Toum Garlic Sauce Recipe

Suzy Karadsheh of The Mediterranean Dish. In the kitchenSuzy Karadsheh
toum garlic sauce in a blue bowl. garlic head to the side
Toum is a Middle Eastern garlic sauce that is smooth, creamy, and bold. Once you master this easy 4-ingredient toum recipe, you have a versatile sauce or spread to use with many things from chicken kabobs, kofta, and shawarma to falafel, or fish. You can even toss it in your pasta or use it as a spread for your sandwiches. The sky's the limit!
Prep – 20 minutes
Cook – 0 minutes
Total – 20 minutes
Middle Eastern
Serves – 18 tablespoons


  • Food processor


  • 1 head garlic
  • 1 tsp kosher salt
  • 1 lemon juice of
  • 1 3/4 cups grape seed oil or sunflower oil (a neutral tasting oil)
  • 4 to 6 tbsp ice water


  • Peel the garlic cloves. Cut the cloves in half and remove the green germ (this is optional).
  • Place the garlic and kosher salt in the bowl of a food processor (a smaller one may work better here). Pulse a few times until the garlic looks minced, stopping to scrape down the sides. Add the lemon juice and pulse a few times to combine (again, scrape down the sides)
  • While the food processor is running, drizzle the oil in ever so slowly (use the top opening of the processor to drizzle in the oil). After you've used about 1/4 cup or so, add in about 1 tablespoon of the ice water. Stop to scrape down the sides of the processor bowl.
  • Keep the processor running and continue to slowly drizzle in the oil, adding a tablespoon of the ice water after every 1/4 cup of oil. Continue on with this process until you have used up the oil entirely. The garlic sauce has thickened and increased in volume (it should look smooth and fluffy). This should take somewhere around 10 minute or so.

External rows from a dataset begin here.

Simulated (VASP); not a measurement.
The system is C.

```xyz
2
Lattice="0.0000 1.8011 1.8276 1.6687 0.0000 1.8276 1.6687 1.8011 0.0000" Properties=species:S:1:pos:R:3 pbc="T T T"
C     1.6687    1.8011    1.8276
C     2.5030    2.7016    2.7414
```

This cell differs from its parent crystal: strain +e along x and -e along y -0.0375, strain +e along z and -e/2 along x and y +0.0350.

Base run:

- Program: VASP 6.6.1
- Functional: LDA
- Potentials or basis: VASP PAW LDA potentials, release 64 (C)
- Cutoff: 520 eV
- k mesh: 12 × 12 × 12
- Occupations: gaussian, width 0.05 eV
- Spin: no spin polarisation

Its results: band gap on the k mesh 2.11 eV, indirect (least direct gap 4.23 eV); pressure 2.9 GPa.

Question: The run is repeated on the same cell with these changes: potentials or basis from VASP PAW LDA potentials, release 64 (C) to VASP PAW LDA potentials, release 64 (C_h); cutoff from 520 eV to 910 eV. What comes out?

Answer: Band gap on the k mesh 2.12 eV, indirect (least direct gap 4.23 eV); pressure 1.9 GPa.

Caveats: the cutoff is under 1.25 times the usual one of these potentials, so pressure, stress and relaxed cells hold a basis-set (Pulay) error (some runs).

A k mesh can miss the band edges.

  • This recipe is adapted from Maureen Abood’s cookbook Rosewater and Orange Blossoms (affiliate link). 
  • Cook’s Tip: for best results, do not rush the emulsification process. Remember to add the oil very slowly as the processor is running, alternating with a little tiny bit of ice water. If your processor does not have a top opening to drizzle the olive oil, still add the oil very slowly, about a tablespoon or so at a time, and run the processor to whip the garlic well. And again, don’t forget to add a bit of the ice water as well. Keep whipping the garlic until you have used up all the oil. Alternating the oil with a small amount of water prevents the emulsion from breaking. 
  • It  helps to use a smaller food processor. I used an older version of this mini food processor from Cuisinart (affiliate link). 
  • Storage: toum can best be stored in a tight-lid mason jar or container in the fridge for 4 weeks or so. You can also freeze some for later use (do not thaw out, use from frozen). I do prefer the fridge method. 
  • Visit Our Shop to browse quality Mediterranean ingredients including extra virgin olive oils, all-natural and organic spices and more.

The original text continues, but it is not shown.